Obama Steering Clear of U.S. Oil Strike With Supply SurgingLynn Doan, Angela Greiling Keane and Brian Wingfield
Don’t count on President Barack Obama to end the biggest U.S. oil workers’ strike since 1980, say labor attorneys, including a former member of the federal board that protects employees’ rights to organize.
With gasoline near a six-year low and oil close to $50 a barrel, Obama has little economic incentive to step into a battle between the United Steelworkers union and the oil companies that employ its members, said Michael Belzer, an associate professor of industrial relations at Wayne State University in Detroit. The strike would need to spread to half of U.S. refineries before the White House intervened, according to labor attorney John Raudabaugh.
“We’re not, by any kind of standard, at the point yet where presidential intervention would be warranted,” Raudabaugh, a professor at Ave Maria School of Law in Naples, Florida, and a former National Labor Relations Board member, said by phone Wednesday. “We’re just not there yet.”

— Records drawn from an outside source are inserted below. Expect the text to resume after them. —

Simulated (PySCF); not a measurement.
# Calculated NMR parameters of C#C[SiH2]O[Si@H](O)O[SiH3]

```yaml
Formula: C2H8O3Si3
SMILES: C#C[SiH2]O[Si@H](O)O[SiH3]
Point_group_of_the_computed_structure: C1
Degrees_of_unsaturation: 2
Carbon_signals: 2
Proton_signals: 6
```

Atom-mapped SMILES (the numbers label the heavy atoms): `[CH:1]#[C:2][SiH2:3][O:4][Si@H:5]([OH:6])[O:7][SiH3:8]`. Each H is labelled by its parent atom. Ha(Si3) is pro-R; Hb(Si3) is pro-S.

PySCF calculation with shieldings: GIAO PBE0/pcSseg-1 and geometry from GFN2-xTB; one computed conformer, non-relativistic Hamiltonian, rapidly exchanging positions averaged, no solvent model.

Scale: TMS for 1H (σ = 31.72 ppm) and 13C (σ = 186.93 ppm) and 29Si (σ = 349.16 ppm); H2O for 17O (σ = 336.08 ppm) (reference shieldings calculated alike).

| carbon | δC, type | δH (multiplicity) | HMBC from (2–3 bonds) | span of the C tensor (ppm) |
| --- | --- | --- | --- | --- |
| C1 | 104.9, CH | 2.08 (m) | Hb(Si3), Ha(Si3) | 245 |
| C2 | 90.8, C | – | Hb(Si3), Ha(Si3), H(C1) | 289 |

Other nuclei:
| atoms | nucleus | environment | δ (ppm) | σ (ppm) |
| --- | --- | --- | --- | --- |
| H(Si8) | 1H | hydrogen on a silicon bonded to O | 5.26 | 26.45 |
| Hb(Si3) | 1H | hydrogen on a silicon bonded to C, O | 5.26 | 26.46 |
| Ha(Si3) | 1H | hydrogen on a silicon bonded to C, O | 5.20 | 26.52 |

The United Steelworkers began a strike at seven U.S. oil refineries on Feb. 1 after contract negotiations with Royal Dutch Shell Plc, bargaining on behalf of oil companies including Chevron Corp. and Exxon Mobil Corp., fell apart. Union members at two BP Plc sites joined a week later. The plants together account for 13 percent of U.S. refining capacity.
“A national emergency would have to be at stake before you see a government intervention,” Belzer said by phone Feb. 5. “And I just can’t see how a national emergency would be created with oil prices as low as they are. It’s not like there has been a big reduction in gasoline availability.”
Gasoline stockpiles in the U.S. are at the highest level in four years, and U.S. benchmark oil, West Texas Intermediate, averaged $47.33 a barrel in January, the lowest since February 2009. Futures for March delivery climbed $2.37, or 4.9 percent, on Thursday to settle at $51.21 a barrel on the New York Mercantile.
The last major intervention of the U.S. government in union negotiations came in 2002, when President George W. Bush, a Republican, used the federal Taft-Hartley Act to obtain a court injunction ending a 10-day lockout of union workers at ports along the U.S. West Coast.
As for the oil workers’ strike, the White House has said it’s “monitoring” the negotiations between the United Steelworkers and Shell. It urges “labor and management to resolve their differences using the time-tested process of collective bargaining,” Frank Benenati, a White House spokesman, said by e-mail Feb. 5.
The United Steelworkers union has meanwhile filed several complaints with the NLRB against refiners including Tesoro Corp. and Marathon Petroleum Co.
In the complaints filed against Tesoro at its Carson refinery in Southern California, the union listed several allegations including “unilateral changes” made to its workers’ contract, “concerted activities” such as retaliation and refusal to bargain.
“These charges will be investigated,” Jessica Kahanek, a spokeswoman for the board in Washington, said by phone Feb. 6.
Charges are filed to regional NLRB directors who determine which require formal action, the agency’s website shows. Those may be heard by administrative law judges who can either dismiss them or order a “cease and desist” from unfair labor practices committed.
Raudabaugh described the grievances as a typical strategy of unions that have gone on strike, because a favorable ruling from the board would protect workers from losing their jobs during a work stoppage and may entitle them to some back pay.
“They’re going to try to get as many unfair labor practice charges in front of NLRB as they can to see what sticks,” F. Vincent Vernuccio, labor policy director at the Mackinac Center for Public Policy in Midland, Michigan, who served as a special assistant in the U.S. Department of Labor from 2008 to 2009, said by phone. “They’ll throw the kitchen sink at it knowing the vast majority of charges can’t be substantiated or will be thrown out.”